Here's a great thread on the whole "nice guy" myth:
http://messageboards.ivillage.com/n/mb/message.asp?webtag=iv-rlunderstand&msg=8195.1&ctx=0
http://www.beliefnet.com/story/46/story_4620_1.html
My opinion is that women prefer assertive men to doormats. Don't know if this fellow is a doormat but if so he will need to find himself one of those take-charge type ladies who likes a man she can walk all over! Don't worry...they're out there! Iri
What do you think? He sounds like a great guy to me. Why wouldn't you be interested in him?
What he can do is still remain a "nice guy" so that another "nice girl" will find him someday. But he should stop putting time and effort into the wrong type of girl. He should give certain aspects of himself only when he feels that his object of affection deserves them. He shouldn't be so eager to please unless his girlfriend is!
We all want someone who challenges us, keeps us on our toes, a bit... who has his own agenda... who doesn't "give in" all the time... someone who is self-confident. That doesn't mean he has to be a "bad" boy! As a matter of fact, I run FAR away from guys who can't be trusted, relied upon, or who feel compelled to have sex with as many women as possible, simultaneously. Guys who think it's OK to hurt or neglect me DO NOT interest me at all.
I am also not interested in some LOSER guy with no job and no ambition, or somebody who is into illegal things. That's MY definition of a bad boy, and I want no parts of him.
Bottom line: I think some women find the bad boy type intriguing and exciting, for a minute. But a mature woman with a healthy dose of self esteem will not stay with a bad boy for long. He's kind of like an really scary amusement park ride... kind of fun for a minute, but you're glad when the ride is over and you made it out in one piece!

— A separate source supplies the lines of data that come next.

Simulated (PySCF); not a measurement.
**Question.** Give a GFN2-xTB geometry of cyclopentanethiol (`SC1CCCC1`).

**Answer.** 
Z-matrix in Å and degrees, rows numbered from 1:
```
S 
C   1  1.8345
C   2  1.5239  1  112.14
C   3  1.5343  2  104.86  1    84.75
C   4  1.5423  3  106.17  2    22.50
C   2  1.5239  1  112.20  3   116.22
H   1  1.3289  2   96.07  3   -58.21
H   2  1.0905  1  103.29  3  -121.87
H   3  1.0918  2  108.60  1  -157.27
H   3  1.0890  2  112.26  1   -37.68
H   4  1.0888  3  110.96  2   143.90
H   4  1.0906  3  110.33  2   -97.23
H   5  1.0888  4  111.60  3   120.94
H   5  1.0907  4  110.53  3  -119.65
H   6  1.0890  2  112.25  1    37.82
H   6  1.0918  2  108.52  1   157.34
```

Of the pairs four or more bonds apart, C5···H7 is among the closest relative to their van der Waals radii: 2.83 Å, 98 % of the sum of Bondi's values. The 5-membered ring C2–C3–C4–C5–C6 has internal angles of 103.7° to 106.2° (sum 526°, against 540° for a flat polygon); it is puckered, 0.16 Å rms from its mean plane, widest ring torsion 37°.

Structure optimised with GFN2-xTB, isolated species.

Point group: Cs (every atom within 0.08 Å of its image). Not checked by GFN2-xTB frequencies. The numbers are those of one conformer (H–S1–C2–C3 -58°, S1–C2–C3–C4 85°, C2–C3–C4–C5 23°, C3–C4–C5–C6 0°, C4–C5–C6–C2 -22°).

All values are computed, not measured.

Some woman like a man who is rugged, rides a Harley so to speak, lives on the edge, etc. primarily because there is some aspect of excitement involved. Not that a nice guy can't be exciting, but rather they are too accomodating to women taking all the allure and intrique away. I would say most woman who date a bad boy rarely settle down with them and if they do it doesn't last, because by then the woman is now wanting all the things a nice guy possesses. So I would convey to your Italian Stallion that his time will come and a woman will see his gifted qualities for what they truly are. If he changes, he would only find love most likely temporarily.
But to admit, I fall for more assertive guys.
I wouldn't take the stuff about blonde surfer girls too seriously. At one time, I thought I didn't care for blondes. Then I fell for one harder than I'd ever fallen before!